Amazon’s Menace to the Working Class

In September, Amazon announced its search for a city to host its new world headquarters, to match its sprawling campus in Seattle. The company published an RFP (Request For Proposal) for cities interested in being considered, citing criteria including “a stable and business-friendly environment.” Amazon claims that this headquarters will create 40,000 new jobs, averaging over $100k each in income. Ominously, the RFP allows that “We acknowledge a project of this magnitude may require special incentive legislation in order for the state/province to achieve a competitive incentive proposal.” Local governments will be expected to alter policy in order to create the environment Amazon is looking for—one “friendly” to business, and not to workers.

There is a long precedent for these kinds of arrangements. Amazon itself has grown to its current stature in part on the basis of significant government support, and recently overtook Walmart as the largest recipient of such subsidies. The growth and expansion of monopoly power mean that the economic choices shaping the world are made, not by any “free” open market, but within the executive suites of a shrinking list of massive corporations, and the government offices set up to serve those corporations. This evolution has at the same time led to ever-increasing profits for the rich, and laid the foundation for the new economy. The conditions for socialism are rotten-ripe, but it will require the revolutionary intervention of the working class to bring the new society into existence.

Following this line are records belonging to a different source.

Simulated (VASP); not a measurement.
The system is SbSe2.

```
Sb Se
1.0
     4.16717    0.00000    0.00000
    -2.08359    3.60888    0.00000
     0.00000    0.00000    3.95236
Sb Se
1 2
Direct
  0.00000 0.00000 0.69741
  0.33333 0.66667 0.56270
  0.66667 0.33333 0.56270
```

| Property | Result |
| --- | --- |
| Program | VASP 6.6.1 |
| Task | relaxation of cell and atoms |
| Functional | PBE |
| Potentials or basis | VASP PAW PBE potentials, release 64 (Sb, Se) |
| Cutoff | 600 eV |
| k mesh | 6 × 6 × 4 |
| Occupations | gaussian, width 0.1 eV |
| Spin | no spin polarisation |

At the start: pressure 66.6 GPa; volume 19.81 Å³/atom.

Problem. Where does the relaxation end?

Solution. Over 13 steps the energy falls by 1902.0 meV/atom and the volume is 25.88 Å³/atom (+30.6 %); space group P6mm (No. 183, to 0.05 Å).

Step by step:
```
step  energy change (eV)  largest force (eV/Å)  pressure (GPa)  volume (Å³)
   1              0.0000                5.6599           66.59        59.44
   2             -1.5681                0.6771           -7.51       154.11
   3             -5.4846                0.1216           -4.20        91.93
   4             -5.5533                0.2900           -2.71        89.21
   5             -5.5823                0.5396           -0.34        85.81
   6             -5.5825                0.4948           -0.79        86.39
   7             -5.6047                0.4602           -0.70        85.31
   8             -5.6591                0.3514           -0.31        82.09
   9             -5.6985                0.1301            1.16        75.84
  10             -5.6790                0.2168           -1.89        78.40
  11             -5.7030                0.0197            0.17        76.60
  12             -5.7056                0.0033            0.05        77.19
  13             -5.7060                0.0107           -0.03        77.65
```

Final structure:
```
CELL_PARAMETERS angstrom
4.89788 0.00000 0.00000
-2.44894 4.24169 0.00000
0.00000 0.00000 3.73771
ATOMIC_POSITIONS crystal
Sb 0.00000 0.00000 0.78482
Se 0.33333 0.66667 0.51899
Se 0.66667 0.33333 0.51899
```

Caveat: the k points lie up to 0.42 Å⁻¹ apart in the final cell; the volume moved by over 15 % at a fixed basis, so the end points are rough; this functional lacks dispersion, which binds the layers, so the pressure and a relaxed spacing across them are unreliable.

Workers in the US and elsewhere should indeed demand “special incentive legislation” to coordinate the growth and distribution of Amazon’s resources—in the form of nationalizing Amazon under workers’ control, and democratically coordinating it as part of a planned economy.

While Amazon is the fourth-largest publicly traded corporation in the world, it rarely returned profits until very recently. Instead of returning revenues to investors in the form of dividends, Amazon’s practice has been to reinvest in its growth. Of course, this formal lack of profitability hasn’t prevented CEO Jeff Bezos, who owns 17% of Amazon, from becoming one of the richest people on the planet.

Amazon’s rise to becoming a ubiquitous distributor of goods has accelerated since it introduced the Amazon Prime program, where consumers pay a yearly fee in exchange for free two-day shipping on orders. This program required a vast expansion of shipping and distribution centers, which was supported by significant tax incentives and has given the company a physical presence in most US cities.

In addition to expanding to support its core business, Amazon continues to expand into different industries in a process Lenin described in Imperialism: The Highest Stage of Capitalism as “so-called combination of production, that is to say, the grouping in a single enterprise of different branches of industry.” Amazon recently acquired Whole Foods and continues to invest in shipping and retail companies worldwide. Amazon also now occupies a key role in the basic infrastructure of the internet with their cloud computing platform, Amazon Web Services.

When AWS went down in March 2017, it effectively brought a large section of the internet down with it, causing S&P 500 companies to lose $150 million during the four-hour outage.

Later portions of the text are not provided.